No two job interviews are conducted in the same manner, therefore the candidate’s task of preparing for the all-important interview is often very difficult. Getting ready for an upcoming job interview – prepping your portfolio and wardrobe, researching the company in advance, knowing what you expect to earn and the ways you can contribute to the company, are all equally necessary parts to the interviewing process mix. But what if I told you there were common questions nearly all hiring managers are prone to ask during the first stage of the interviewing process. That’s good news any interviewer can use – especially if you use this knowledge to increase your odds of being offered employment.
In this article, we will discuss some of the more common preliminary interview (your first interview in a series of possibly three or more) questions, and possible answers that a hiring manager may find more desirable. Below are a few of the common questions. This information is perfect for the candidate who has not been on a job interview in a number of years, or is a first-time interviewee.
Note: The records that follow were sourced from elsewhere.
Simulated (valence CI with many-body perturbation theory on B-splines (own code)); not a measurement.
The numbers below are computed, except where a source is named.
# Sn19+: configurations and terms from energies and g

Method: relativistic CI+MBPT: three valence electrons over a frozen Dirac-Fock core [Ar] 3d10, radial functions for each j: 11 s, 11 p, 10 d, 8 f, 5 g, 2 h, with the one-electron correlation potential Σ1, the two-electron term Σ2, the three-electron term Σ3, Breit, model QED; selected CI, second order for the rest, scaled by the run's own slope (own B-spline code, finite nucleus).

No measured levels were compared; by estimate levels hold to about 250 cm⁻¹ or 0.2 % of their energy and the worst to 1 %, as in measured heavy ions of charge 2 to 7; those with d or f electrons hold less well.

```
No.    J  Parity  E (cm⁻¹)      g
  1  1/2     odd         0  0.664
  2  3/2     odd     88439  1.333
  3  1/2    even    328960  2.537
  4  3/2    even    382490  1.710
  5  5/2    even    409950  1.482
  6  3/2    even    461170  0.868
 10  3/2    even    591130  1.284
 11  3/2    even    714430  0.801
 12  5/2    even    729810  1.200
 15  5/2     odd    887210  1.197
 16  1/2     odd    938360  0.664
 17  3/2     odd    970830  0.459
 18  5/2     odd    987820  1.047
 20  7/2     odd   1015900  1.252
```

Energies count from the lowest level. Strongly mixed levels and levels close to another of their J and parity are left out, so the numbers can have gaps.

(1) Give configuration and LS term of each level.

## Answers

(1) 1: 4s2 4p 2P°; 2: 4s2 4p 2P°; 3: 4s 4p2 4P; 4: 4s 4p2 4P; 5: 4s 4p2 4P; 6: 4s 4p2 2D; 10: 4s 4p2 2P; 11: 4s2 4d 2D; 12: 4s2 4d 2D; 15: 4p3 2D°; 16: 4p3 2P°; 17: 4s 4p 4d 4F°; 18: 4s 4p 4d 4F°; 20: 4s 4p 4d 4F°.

1. Why are you looking for a new job?
As basic as this question may be, you had better have a solid answer prepared before you set foot in the interviewer’s door. Imagine a hiring manager’s surprise to hear a job seeker bobble the answer to a question as preliminary as this. While there are many reasons or circumstances surrounding a candidate’s job search, answering with a brief, honest answer is best. Describe your job loss or career change-of-heart in the most proactive or positive way possible, and remember to sound as though you are seeking new employment at your own insistence. Never persecute your former boss, company or co-workers in your explanation.
Here are some good explanations that can be used for a variety of circumstances:
- “My company is restructuring. I had the option to take another job internally, but I decided to look elsewhere.”
- “In an effort to avoid my job skills becoming stagnant in my current assignment, I have decided to seek out a new career that will allow my professional interests to grow.”
- “My industry (or company) has undergone a under a major restructuring. I was caught with 1900 others workers.”
- “I want to move my career in a new direction (be sure to state the new direction).”
- “My career objectives did not match my company’s objectives. I want to seek out an organization with similar strategic interests as mine.”
2. What kind of position are you looking for?
Perhaps nothing can hurt a candidate more than showing a hiring manager you don’t have a clear work objective. Know specifically what you want from your new career, and avoid generalities such as “I want an exciting job” or “An opportunity that will allow my career to grow.” Be prepared to state several positions that are of interest to you, such as inside sales, Internet marketing, graphic design/advertising and reinforce a number of ways you can be an asset to the company. Talk persuasively about your skills and how they fit into the hiring company’s needs (Remember: You should have already researched the company, their structure and clientele to know exactly how your skills or expertise will benefit their needs).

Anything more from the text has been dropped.